What changed in the DIETClassifier implementation or defaults? Significant drop in performance for rare intents

nbeuchat · November 26, 2020, 2:17pm

Hello there!

During my migration to Rasa 2.x, I realized that rare intents are very badly classified now. I do have very imbalanced data (some intents have a dozen samples while others (like the ones that are using the ResponseSelector) have a few hundreds. It didn’t cause major problem for most intents in Rasa 1.9.

Even testing on the training data yields terrible results for intents with low support. For example, I have an intent happy which contains a dozen examples such as you're great!, I love you, etc. with a support of only 12 samples. In Rasa 1.9, we had a training recall of ~83% while in Rasa 2.1, I get a recall of 40%.

I am using the same pipeline as before, using Spacy tokenizers/featurizers and the DIETClassifier. From my understanding of the documentation, the DIETClassifier uses a balanced batching which should handle an imbalanced dataset. I have copy-pasted my NLU pipeline at the end of this message.

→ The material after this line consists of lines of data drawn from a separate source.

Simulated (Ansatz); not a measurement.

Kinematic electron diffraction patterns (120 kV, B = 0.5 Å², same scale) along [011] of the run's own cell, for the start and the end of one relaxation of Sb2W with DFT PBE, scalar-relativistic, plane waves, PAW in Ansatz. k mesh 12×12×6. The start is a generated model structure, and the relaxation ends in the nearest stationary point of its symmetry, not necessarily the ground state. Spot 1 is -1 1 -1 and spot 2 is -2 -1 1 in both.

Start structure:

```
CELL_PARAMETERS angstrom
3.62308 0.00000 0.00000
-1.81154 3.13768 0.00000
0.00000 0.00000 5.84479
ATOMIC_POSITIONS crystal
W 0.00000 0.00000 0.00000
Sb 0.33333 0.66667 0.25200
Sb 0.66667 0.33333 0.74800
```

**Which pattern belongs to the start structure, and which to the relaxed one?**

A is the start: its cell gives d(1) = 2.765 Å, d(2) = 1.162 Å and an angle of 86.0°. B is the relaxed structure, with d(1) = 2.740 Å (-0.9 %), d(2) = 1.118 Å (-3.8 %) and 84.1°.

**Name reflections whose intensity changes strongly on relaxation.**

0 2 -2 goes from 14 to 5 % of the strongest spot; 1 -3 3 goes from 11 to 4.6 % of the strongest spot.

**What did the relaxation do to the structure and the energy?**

The only difference I can see is in the settings for the RegexFeaturizer and the SpacyFeaturizer which do not have the return_sequence: true option anymore. A quick glance at the code showed that at least the SpacyFeaturizer returns both sequence and sentence features. The Spacy versions are also identical (2.1.9)

Any idea of where I could look? What has changed between the two versions?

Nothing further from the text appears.